ADAM GREEN (Writer-director of HATCHET, whose festival tag-line was: “It’s not a remake; it’s not a sequel; and it’s not based on a Japanese one.’)
In fact I like Japanese horror films, and some of my favorite films are remakes. John Carpenter’s THE THING is my Top Five of all time, and I love THE TEXAS CHAINSAW MASSACRE [remake] – as much as a lot of people would want to kill me for saying that. I wanted to hate that when I saw it, and I really liked it. Even the second time – because I thought, ‘Maybe it’s just Jessica Biel’s boobs,’ but it wasn’t; it was really that good.
HALLOWEEN to me is still [great] – nothing will ever touch that one. [Slasher films] created villains with great mythologies behind them that were very simple stories that you could easily explain to your friend while you’re lying on the floor in sleeping bags at night, having a sleepover. That was the real joy of these films for me. The villains were these anti-superheroes; they were just these total bad-asses. As much as you were afraid of them, you were kind of rooting for them because they were so cool.
WILLIAM MALONE (Director of THE HOUSE ON HAUNTED HILL)
Of recent ilk, one of my favorites was ALIEN, which is just a brilliant movie. I still love CREATURE FROM THE BLACK LAGOON: there’s something evocative about it that really works. I love things like THE CABINET OF DR. CALIGARI and FRANKENSTEIN, which is a wonderful picture; the original still really holds up. MAD LOVE is a really cool movie, with Peter Lorre. And some other stuff has been overlooked like PLANET OF THE VAMPIRES, the Mario Bava picture, which I think is a wonderful film. I was heavily influenced by THE BLACK CAT , which is one of my favorite films. I love that movie. When I first met Geoffrey [Rush, whom Malone directed in House], he’d just gone to see THE BLACK CAT, and he talked about how much he loved it. It’s got this perversity, this weird, dark undertone. What’s great about it is that you can’t put your finger on it, except if you actually look at the plot of that movie, you could never do that today. It’s too twisted: the fact that Karloff kills Lugosi’s wife and then keeps her body preserved in the basement, and then marries her daughter! I’m a big fan of [director Edgar G.] Ulmer’s work.

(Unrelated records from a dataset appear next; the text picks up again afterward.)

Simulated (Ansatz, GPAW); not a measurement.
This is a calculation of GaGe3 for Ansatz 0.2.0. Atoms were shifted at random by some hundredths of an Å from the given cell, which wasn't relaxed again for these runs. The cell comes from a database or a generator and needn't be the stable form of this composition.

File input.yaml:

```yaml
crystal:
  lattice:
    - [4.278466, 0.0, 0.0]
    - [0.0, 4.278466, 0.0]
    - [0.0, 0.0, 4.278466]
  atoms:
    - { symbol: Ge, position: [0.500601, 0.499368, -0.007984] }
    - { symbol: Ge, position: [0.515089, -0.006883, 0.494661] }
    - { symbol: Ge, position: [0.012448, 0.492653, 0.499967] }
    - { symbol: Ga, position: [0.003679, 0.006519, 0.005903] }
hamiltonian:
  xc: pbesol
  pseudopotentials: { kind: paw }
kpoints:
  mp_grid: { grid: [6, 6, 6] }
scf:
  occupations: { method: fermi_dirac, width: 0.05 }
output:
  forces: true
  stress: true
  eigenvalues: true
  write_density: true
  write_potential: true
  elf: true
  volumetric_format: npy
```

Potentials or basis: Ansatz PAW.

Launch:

JEAN-PIERRE JEUNET (Director of ALIEN: RESURRECTION and AMALIE)
I love American Beauty, Memento, Happiness. I have two films in my life: A CLOCKWORK ORANGE from Stanley Kubrick and ONCE UPON A TIME IN THE WEST. I saw it when I was a teen, and I couldn’t eat or sleep for three days. My parents were, “What? What? Are you sick?” “No no, you can’t understand!”
MAZAAKI TEZUKA (Director of GODZILLA: TOKYO S.O.S.)
The first GODZILLA (1954) … [is] a masterpiece, but KING KONG VS. GODZILLA is my favorite.
ROLFE KANEFSKY (Writer-director of NIGHTMARE MAN)
I saw Frankenstein and all the monster movies when I was four years old, but I became a huge horror fan when I was fourteen, when I really started watching horror films and seeing all the conventions and the clichés. All the really good horror films were – except when the studios decided to stay out of it, like THE EXORCSIT – they were not studio films. They were independent films: HALLOWEEN, FRIDAY THE 13TH, A NIGHTMARE ON ELM STREET.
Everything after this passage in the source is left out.